The ad says, “20% off beekeeping supplies. One day only!” I cannot help but be intrigued. I’ve always thought that keeping bees would be one of the necessary, and enjoyable, skills that homesteading would require. Alas, I’ve no need for bees now, and I doubt that my neighbors in the city would be pleased with a hive or three sitting in my backyard. Maybe when I retire . . .
Again, alas, that prospect is currently so far on the horizon that at best it appears to be a mirage. A shimmering, beautiful dream of a life directed by my own passion of the moment, rather than the needs and demands of an employer. But, to round out a trinity of “alases,” life without income would be more unpleasant than life without choice (and yes, I know everything is a choice).
A couple of months ago I wrote a “bookmark” on Eric Idle’s book, Look on the Bright Side of Life: A Sortabiography.” I mentioned something I got from the book – doing what you enjoy for a living rather than merely working for a living. Right now, toleration of my work is the best I can come up with, and each year brings less tolerance. Despite advice I’ve heard too many times, I have not managed to “love my work.”
So, what would I suggest to my eighteen-year-old self, regarding a livelihood? It doesn’t matter. Any such advice would be wasted on that boy. As intelligent and capable as he was, he was immature and ignorant of the real world, almost afraid of it. To have done anything other than the safe and sure plodding in which he engaged would have subjected him to more anxiety than he could handle.
Perhaps I would have to go back further and advise that child’s parents to let him go out and make his own choices, and his own mistakes. Perhaps I should kidnap him and bring him to live with a more adventurous family that would encourage his individuality and appreciate his differences, rather than trying to force him into some image they imagined proper for their son.
Any change to my life would have to be made at a very early point, as I have certain childhood memories of events that I am sure warped my life in ways that were never expected, warped in ways that can never be unwarped. Or perhaps that’s just me making excuses for my own failing to direct my life in a more meaningful, satisfying way. Perhaps no amount of change in my early life would make up for my inherent psychological failings. Nature versus nurture.

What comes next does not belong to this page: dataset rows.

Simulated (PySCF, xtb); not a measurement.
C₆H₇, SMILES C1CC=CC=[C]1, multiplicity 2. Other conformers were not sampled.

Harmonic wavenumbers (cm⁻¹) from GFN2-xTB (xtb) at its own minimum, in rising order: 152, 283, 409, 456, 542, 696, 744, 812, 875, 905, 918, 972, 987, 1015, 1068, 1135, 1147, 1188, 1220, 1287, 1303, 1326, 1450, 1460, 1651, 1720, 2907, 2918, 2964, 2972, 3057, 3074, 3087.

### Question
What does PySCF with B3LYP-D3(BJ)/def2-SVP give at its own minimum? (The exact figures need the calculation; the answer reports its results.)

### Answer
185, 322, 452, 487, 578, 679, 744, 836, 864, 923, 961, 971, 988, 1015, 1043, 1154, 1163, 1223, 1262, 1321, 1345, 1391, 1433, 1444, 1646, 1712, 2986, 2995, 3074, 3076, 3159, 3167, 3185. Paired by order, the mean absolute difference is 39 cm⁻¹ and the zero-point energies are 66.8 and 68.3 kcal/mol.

I guess these ramblings illustrate why I have had little inclination to write anything other than “bookmarks” here. I’m kind of a one trick pony and while a pony’s tricks might be entertaining once or twice, the hundredth time around it gets pretty old. Even I get tired of what I write here. I would wish that I had something interesting to write about here, but the fulfillment of that wish would more likely be something devastating, rather than rewarding. And who wants to read about that? Hell, who wants to experience that?